Why is it that every society in human history, across cultures and ages, have recognized union between one man and one woman as that of pubic importance. It's because this union is the indispensable means by which humans come into existence and therefore has special social value. Without it, society would cease to exist after only a single generation. Since the existence of a society is publicaly important this type of union is legally recognized and individuals that have chosen to enter into it are entitled to publicly funded benefits.

Since public recognition of this union equals - "marriage", people that decided to enter into different types of romantic, economical or spiritual unions, that are not entitled to public recognition, can't marry ipso facto and are not entitled to publicly funded benefits, as this benefits are intended for individuals that decided to enter into publicly important type of union.

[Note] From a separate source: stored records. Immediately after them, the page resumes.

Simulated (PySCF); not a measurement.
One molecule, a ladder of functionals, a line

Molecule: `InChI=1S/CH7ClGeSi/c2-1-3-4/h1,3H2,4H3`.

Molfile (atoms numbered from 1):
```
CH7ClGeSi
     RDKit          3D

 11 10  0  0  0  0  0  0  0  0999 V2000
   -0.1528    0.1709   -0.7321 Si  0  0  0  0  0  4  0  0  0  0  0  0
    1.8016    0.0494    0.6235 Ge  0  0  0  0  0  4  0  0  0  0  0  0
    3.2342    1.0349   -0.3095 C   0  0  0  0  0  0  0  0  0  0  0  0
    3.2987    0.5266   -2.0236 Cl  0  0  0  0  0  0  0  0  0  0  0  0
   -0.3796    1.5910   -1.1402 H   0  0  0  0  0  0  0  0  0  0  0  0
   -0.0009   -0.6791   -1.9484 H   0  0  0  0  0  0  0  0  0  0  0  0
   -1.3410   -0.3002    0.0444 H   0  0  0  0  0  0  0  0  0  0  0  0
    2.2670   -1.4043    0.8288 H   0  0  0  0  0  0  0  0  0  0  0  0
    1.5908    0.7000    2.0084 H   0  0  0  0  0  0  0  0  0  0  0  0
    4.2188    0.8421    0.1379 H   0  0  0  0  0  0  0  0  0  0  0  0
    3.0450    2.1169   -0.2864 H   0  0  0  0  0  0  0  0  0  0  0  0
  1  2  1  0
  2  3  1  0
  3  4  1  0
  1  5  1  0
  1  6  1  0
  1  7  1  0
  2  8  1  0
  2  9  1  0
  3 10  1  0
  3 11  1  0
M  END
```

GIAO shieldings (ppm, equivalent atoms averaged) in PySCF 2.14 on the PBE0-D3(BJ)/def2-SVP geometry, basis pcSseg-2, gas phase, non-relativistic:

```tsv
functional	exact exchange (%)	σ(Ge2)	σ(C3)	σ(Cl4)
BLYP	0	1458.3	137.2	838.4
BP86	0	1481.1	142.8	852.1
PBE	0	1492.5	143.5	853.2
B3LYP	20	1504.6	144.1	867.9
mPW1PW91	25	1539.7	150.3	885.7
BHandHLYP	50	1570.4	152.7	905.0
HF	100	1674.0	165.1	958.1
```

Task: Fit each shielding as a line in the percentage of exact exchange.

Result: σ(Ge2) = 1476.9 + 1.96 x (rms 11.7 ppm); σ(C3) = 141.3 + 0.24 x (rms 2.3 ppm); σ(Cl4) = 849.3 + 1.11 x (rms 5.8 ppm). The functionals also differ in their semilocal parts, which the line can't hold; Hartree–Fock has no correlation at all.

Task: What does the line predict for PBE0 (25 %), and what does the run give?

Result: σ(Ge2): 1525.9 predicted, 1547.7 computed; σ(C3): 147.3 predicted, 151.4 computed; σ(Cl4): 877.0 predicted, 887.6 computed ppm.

So, saying that since heterosexual unions are legally recognized and benefited from taxpayer's money, if we don't recognize the homosexual unions also, this violates the equal protection clause ... is as apsurd and nonsensical as saying that since eco-friendly business is recognized and benefited from taxpayer's money in the form subsidy, if we don't recognize a non-eco-friendly business and benefit it with subsidy also, this violates the equal protection clause.

Legal recognition of eco-friendly business arises from the public importance of environmental protection. I the same way, legal recognition of heterosexual union arises from the public importance of reproduction of society and linking children to its true dual identity since every child has a built-in identity of one man and one woman.

A violation of Equal Protection Clause would occur if a state prohibited an eco-friendly business from subsidy because individual who owns a business is homosexual. Also, a violation would occur if a state prohibited an individual from entering into a marriage because he or she was a member of a particular race.

But, the law has every right to define marriage as between a man and a woman and this does not represent the violation of Equal Protection Clause.

To conclude, the US. Supreme Court denied this easy understandable principle, misinterpreted the equal protection clause and arbitrarily legalized gay marriages.



This is a fact debate. This is also a legal debate. Henceforth, in a fact debate, Pro always has the burden of proof. We are talking about whether an interpretation is true or untrue, and when one is going against what is accepted, then one must need to prove their burden. Moreover, we are not talking about a world if it were in a perfect state (should-situation), but rather, the world as it is now (is-situation). Hence, for Pro to win this debate, he must prove that, under Supreme Court regulations, that his case can be defended under close legal scrutiny. Lastly, we are talking about the Equality Clause, and not any other clauses. Although the Equality Clause is also related


a.) Social Productivity Test

Although social recognition of marriages might explain how marriages ought to be recognized, the stare decisis nature of the Supreme Court is incoherent and inconsistent with the “social productivity” test.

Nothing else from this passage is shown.